Once key information, such as a social security number, credit card number or bank account has been stolen, a criminal can sell the data in the underground economy, which the report describes as "various forums, such as websites and Internet Relay Chat (IRC) channels, which allow criminals to buy, sell, and trade illicit goods and services."

"Our team built the first system to mine data from the underground economy," Zulfikar Ramzan, technical director at Symantec, told InternetNews.com. "Underground servers are essentially IRC chat rooms for illegal transactions but, ironically, anyone can log on."

The Web 2.0 underground allows criminals to specialize, Ramzan said. "Individuals can go in with one skill set and rely on others to provide the rest of the skills to complete the cyber crime."

"Say I'm really good at setting up a Web site to get credit card or bank information, but I don't know how to cash that out," he said. "Others may specialize in cashing out. They know how to make transactions that will be approved. Many banks now have very good fraud detection."

Where the money is

All those efforts are concentrated on lifting large amounts of cash. The report found that an astonishing 76 percent of all phishing exploits targeted financial brands. That's because thieves want credit card numbers and billing credentials, and spoofing financial sector brands allows them to ask for sensitive data.

Ramzan said that phishers may see an industry weakness they can exploit. "During the past year, the financial firms dominated the news. This created a sense of mayhem and confusions for customers. There was a perfect opportunity to trip up a victim with cleverly timed misinformation. If a customer reads in the news that their bank is involved in a merger and then gets an e-mail asking for information, they're more likely to be fooled."

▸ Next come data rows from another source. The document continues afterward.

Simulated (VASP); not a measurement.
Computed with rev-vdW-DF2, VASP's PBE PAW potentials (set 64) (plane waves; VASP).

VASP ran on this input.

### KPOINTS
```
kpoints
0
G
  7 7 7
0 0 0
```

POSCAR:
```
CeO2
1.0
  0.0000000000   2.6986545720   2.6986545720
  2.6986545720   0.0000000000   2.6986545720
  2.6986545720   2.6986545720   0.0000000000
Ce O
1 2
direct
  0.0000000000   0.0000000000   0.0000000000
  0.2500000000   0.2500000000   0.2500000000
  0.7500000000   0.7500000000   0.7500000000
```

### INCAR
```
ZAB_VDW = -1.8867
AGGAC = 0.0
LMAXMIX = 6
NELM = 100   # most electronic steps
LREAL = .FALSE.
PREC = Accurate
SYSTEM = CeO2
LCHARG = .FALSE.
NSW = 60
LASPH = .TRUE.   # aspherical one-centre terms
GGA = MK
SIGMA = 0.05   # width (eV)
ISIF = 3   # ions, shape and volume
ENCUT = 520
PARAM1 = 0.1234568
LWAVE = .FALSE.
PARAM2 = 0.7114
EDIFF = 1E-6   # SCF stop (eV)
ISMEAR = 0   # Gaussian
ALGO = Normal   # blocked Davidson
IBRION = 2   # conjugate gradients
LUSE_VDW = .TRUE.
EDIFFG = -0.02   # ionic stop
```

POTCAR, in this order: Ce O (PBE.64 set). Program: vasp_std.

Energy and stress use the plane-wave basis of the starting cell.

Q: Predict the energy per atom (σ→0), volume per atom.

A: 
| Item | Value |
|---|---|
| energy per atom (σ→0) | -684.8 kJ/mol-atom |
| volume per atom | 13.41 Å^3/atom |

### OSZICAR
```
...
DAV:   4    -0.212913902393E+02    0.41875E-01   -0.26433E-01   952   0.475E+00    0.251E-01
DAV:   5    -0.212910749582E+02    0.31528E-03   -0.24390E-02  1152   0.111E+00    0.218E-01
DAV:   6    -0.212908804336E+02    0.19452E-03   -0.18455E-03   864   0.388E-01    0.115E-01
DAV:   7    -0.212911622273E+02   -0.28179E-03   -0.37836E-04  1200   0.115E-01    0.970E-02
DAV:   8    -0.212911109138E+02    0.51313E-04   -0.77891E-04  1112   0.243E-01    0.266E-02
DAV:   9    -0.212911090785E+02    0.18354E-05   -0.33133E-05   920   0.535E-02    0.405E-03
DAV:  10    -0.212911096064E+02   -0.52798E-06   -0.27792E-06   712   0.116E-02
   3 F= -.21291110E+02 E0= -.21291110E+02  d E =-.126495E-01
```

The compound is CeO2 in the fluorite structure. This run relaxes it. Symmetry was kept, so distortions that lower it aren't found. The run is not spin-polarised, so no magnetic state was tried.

Not surprisingly, there are consequences, Symantec said. The report found that the financial industry was responsible for 29 percent of all identities exposed in 2008, a sharp increase from 2007, when it was at fault for only 10 percent.

The report even lists the prices of items for sale in the underground market. However, actual prices vary widely depending on several circumstances including, ironically, the level of trust between criminals.

Other factors affecting price may include the volume of the item traded (discounts for bulk deals) and the financial institution's security.

"Some banks are easier to cash out than others," Ramzan said.

Credit card information accounted for 32 percent of products by volume of sales, followed by bank account credentials, accounting for 19 percent. Combined, they represented just over half the market (51 percent).

Credit cards could sell for between six cents and thirty dollars each and bank account credentials could sell for between $10 and $1,000.

Ramzan added that some transactions in the marketplace are barter transactions, and that those are difficult to track. "Prices are easy to mine," he said, "but when criminals talk terms, it's difficult to find out what kind of deal was negotiated."